7–11 Apr 2025
Lecture and Conference Centre
Europe/Warsaw timezone

A stationary predictor corrector method for the simulation of elastic-plastic bending of axially moving plates with non-material finite elements

9 Apr 2025, 16:50
20m
Room 1

Room 1

Speaker

Stefan Ramsauer

Description

Current simulation models for continuous sheet metal forming usually rely on transient simulation strategies that yield the stationary forming state after a large number of time steps. This transient progression of states involves a gradual downstream transport of internal plastic variables. Since the intermediate states have little practical relevance, this established strategy is both numerically inefficient and inconvenient for conducting parameter studies with respect to the desired stationary state. The here presented method overcomes these disadvantages by removing the time dependence altogether. In particular, a novel stationary predictor corrector algorithm is developed for the iterative solution of the problem of elastic-plastic bending of axially moving plates in an established finite element framework.

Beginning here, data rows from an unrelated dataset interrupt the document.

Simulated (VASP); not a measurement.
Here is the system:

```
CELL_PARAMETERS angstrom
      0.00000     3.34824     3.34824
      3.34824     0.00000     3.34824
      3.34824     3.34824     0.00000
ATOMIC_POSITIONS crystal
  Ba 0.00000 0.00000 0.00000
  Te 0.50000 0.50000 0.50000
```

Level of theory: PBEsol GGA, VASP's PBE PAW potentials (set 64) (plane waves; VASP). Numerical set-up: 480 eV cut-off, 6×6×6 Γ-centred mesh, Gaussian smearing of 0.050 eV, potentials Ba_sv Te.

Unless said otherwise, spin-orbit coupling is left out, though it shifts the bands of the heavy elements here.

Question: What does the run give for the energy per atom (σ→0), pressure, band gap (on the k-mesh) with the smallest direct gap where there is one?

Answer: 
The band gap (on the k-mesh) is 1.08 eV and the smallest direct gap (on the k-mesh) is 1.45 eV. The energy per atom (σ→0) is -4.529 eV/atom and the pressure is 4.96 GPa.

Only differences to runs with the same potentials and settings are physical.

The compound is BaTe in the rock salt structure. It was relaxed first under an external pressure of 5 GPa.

A mixed kinematic parametrisation in the spirit of arbitrary Lagrangian Eulerian methods (ALE) is used for the finite element discretisation of a thin rectangular metal sheet that is modelled as an unshearable Kirchhoff-Love plate. Out-of-plane distributed, self-equilibrated loadings are imposed at spatially fixed lines to mimic the continuous, bending dominant roll forming process. Higher load magnitudes induce plastic deformations, which need to be transported in downstream direction through the non-material finite element mesh. A previously developed structural plasticity model is employed to formulate the corresponding constitutive laws directly in terms of plate curvature strains and stress resultants.

The iterative solution of the axially moving plate bending problem is achieved by repeated application of elastic predictor and plastic corrector steps. Contrary to standard return-mapping schemes typically employed by transient algorithms, the plastic corrector phase is modified to additionally account for the advection of plastic variables in downstream direction. The condition of stationary operation is imposed directly such that the change of the plastic variables for a given material point is solely determined by convection. A spatial finite difference scheme is applied to solve the corresponding stationary advection problem along the streamlines of material particles, which are in alignment with the integration points of the regular finite element mesh.

Clamped and free boundary conditions are imposed at the upstream and downstream boundaries of the open control domain, respectively. At steady state operation, plastic deformations arise in close proximity to the distributed external loading and persist in downstream direction. Conventional transient time-stepping simulations, conducted for the sake of reference, are clearly outperformed by the proposed stationary algorithm in terms of numerical efficiency.